‘Tis The Seasonality Of Your Metrics
A few posts back, I examined a simple technique for using an exponential moving average (EMA) on your time-series metrics. This has the advantage of smoothing out the metrics while at the same time keeping a “memory” of all previous values of the metric that came before. It also has the side benefit of being easier to update as new values to your metrics become available.
This time, I want to show you a technique to fix another common time-series problem: seasonality. Yeah, your metrics are down in January, but is that the usual post-holiday sales slump? Or is it the start of a true downtrend that you need to keep an eye on? The article will illustrate a fast and simple way to de-seasonalize your data.
Let’s work through an example step by step:
Imagine we’re working at a software company where the enterprise-level product has a fairly long sales cycle, and our metric is actual raw conversions during a quarter. If you were looking at your conversion sales metrics in the above chart, how are you doing lately? Better than 2010? As good as 2011? Here’s the raw data:
Step 1: Collect Metrics Data Going Back At Least 3 Full-Cycle Periods
For most folks, this means quarterly or monthly data going back three years. Yes, you can use weekly or daily data, although you’ll usually want to smooth this data out (cha-ching! another great use for the exponential moving average!).
And, it needn’t be over the course of an entire year if the “seasons” your data go through isn’t measured by the calendar months — so if you’re looking at day-of-the-week data, say, to compare how your customers act on Monday versus Thursday, then a good 8-12 weeks of data would be a smart minimum.
Step 2: Compare Like Time-Periods To Like Time-Periods
For example, look at all the Januarys, or all the Tuesdays, and calculate an average.
Here, I use a simple average rather than the EMA. Because the EMA is designed to be useful for the time-series period compared sequentially — comparing a February to the January that came before it — and we’re not doing that here; rather, we’re treating the data as pure data, and our end goal is to extract the seasonal time-series.
Step 3: Normalization
Compare all these averages to each other, and divide each of the averages to the average of averages, yielding a seasonal adjusted factor for that time period, on average, compared to the normal value, referred to as “normalization.”
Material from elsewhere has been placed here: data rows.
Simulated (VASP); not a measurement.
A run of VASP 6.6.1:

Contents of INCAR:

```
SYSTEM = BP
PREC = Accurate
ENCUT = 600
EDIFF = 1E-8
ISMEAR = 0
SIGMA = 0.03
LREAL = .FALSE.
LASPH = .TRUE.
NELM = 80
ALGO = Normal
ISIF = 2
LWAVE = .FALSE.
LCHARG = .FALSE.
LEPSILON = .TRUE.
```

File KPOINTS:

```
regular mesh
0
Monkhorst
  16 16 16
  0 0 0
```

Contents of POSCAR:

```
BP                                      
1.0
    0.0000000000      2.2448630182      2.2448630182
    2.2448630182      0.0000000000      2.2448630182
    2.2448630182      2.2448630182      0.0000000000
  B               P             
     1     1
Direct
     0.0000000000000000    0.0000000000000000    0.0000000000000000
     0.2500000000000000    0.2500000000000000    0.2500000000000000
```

This is how we compare “apples to apples” across multiple years and in the context of the entire seasonal effect.
Step 4: Divide Each Original Data Point By Its Seasonally Adjusted Factor
This gives you an effective value for that metric with the seasonal component removed.
Step 5: Draw Conclusions
Look at this new de-seasonalized data and extract conclusions, if any, from it.
Now that we’ve subtracted out the seasonality of the sales, are your conclusions any different? Looking at the red, de-seasoned data, it sure looks like the 2012 low is even lower than the end of 2010, and the 2012 isn’t nearly as high as in 2011. This should cause some consternation in the next sales meeting!
Of course, there are a zillion caveats here. Is your data even seasonal in the first place? Looking at the blue line, the best we can say is “maybe” — it’d be great to have more data. Perhaps a monthly breakdown of data instead of quarterly.
Another caveat might be cyclic — if the economic cycle dominates your sales cycle, then it can easily swamp the seasonal component — but if that’s the case, why the lower low in 2012 sales?
So, my question this month: when you look at your metrics, do you account for seasonality? Or do you just look to see if the numbers are “up” in the most recent report? You might be missing a key insight.